The Kennedy clan was close-knit. Mary Frances was the eldest; sisters Anne and Norah and brother David followed close behind. Their father, Rex, was the publisher and editor of the Whittier, California newspaper. Rex took leadership of the paper during Prohibition, but still kept bottles of wine and sherry hidden in the dining room sideboard. Red wine, often nicknamed “red ink,” came to the table as often as possible, usually when Mary Frances’s stern Grandmother Holbrook (who lived with the family) was away. Mary Frances noticed how much happier Rex and her mother, Edith, were when good food and a wine bottle or two were on the table.
I HAVE NO IDEA HOW OR WHEN MY FAMILY STARTED to take white wine trips, just as I don’t know where our family jokes and teasings and names came from. Perhaps it was my mother and father who started them. I don’t remember. I don’t think we took them, calling them white wine trips, until perhaps we all drank wine. But we have certainly always had them since we grew up.

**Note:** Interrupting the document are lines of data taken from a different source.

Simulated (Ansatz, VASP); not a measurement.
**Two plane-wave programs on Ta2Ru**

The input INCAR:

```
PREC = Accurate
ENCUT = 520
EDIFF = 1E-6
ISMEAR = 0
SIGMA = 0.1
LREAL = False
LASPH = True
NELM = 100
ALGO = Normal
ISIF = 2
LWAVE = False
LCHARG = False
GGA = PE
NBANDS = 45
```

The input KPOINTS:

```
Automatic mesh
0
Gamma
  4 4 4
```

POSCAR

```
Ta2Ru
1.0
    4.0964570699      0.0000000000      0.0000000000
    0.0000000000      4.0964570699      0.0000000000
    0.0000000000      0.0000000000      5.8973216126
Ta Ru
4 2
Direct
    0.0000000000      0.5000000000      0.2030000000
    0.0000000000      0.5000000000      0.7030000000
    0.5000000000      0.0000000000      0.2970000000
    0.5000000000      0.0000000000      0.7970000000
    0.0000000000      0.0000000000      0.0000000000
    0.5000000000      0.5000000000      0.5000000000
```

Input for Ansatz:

Father would say, “Is there any more wine?” or “Is there any more of this white wine?” It was always white wine, for some reason. And Mother, if she sensed a little argument in the air, or even if she didn’t, would say, “I loathe arguments.” “No, it is only a little discussion, Edith,” we would say. But she would go into her room, which adjoined the dining room, always keeping the door open so that she heard everything we said, and sometimes we would hear her chuckling. In other words, she withdrew but kept an ear on everything, and we ignored her, but were all aware of her.
Father would say, “How about another bottle, Dote?”—or Sis, or whoever was nearest the kitchen. And then I or somebody would go out and get another bottle of very nice wine, and we would sit back for the trip.
It was always fun to seek ways and means of getting out of where we were into another world, or perhaps another language. I remember once when it was about midnight, Father said to me very sternly, “Dote, you go to the telephone and call the Mexican consul.” I said, “Rex, I think he is probably in bed now.” But he said, “Call the Mexican consul,” as if I had not spoken. “Call the consul and tell him we want to have passage, and a house in Guadalajara ready by tomorrow morning. Tell him we want to engage a Mexican plane to take us straight to Guadalajara. We will go from there to Chapala or Ajijic. You call him.” So of course I did.
I think Chuck and Nan Newton, my dear cousins, were there at the table. Sis was there, I’m sure, and Mother was in the next room. She knew we wouldn’t go to Guadalajara. We all knew we would never go. Rex knew that the consul would not be there. I knew when I made the call that nobody would answer. But we all waited and I did make the call and nobody answered. I went back and said, “Rex, nobody answered.” He said, “Well, goddamn! Well, let’s go on. Let’s plan anyway.” So we all went to Mexico for the next two hours and had a marvelous time.
One time Father figured that if Al Fisher and I could come over on a twelve-passenger freighter from Marseille, then he could do the same. There had been no doctor on board, of course, and Rex would have needed one by then, but he said, “We’ll take this cargo/passenger freighter and go through the canal, and go to France, and we’ll live there for a year. We’ll get off in Marseille, and go on up the Rhône awhile.” We all had different ideas about where we would go. I remembered one Christmas that Al and I had spent in Cassis, and I said, “How about staying down on the Côte?” And Rex said, “No, too many movie stars, too glamorous. We want to get away. We want to live like French people.” I said, or somebody said (Nan, or maybe Chuck, or Sis, or whoever was there), “What if we don’t speak by the end of the boat trip? What if we all hate each other?” And Rex said, “Absolutely not. That is impossible, because there is no place to go on a ship, and we have to take care of each other. The captain will be the doctor. He always is anyway, and the first mate and I will be friends and anyone who wants to can play bridge. And the crew…”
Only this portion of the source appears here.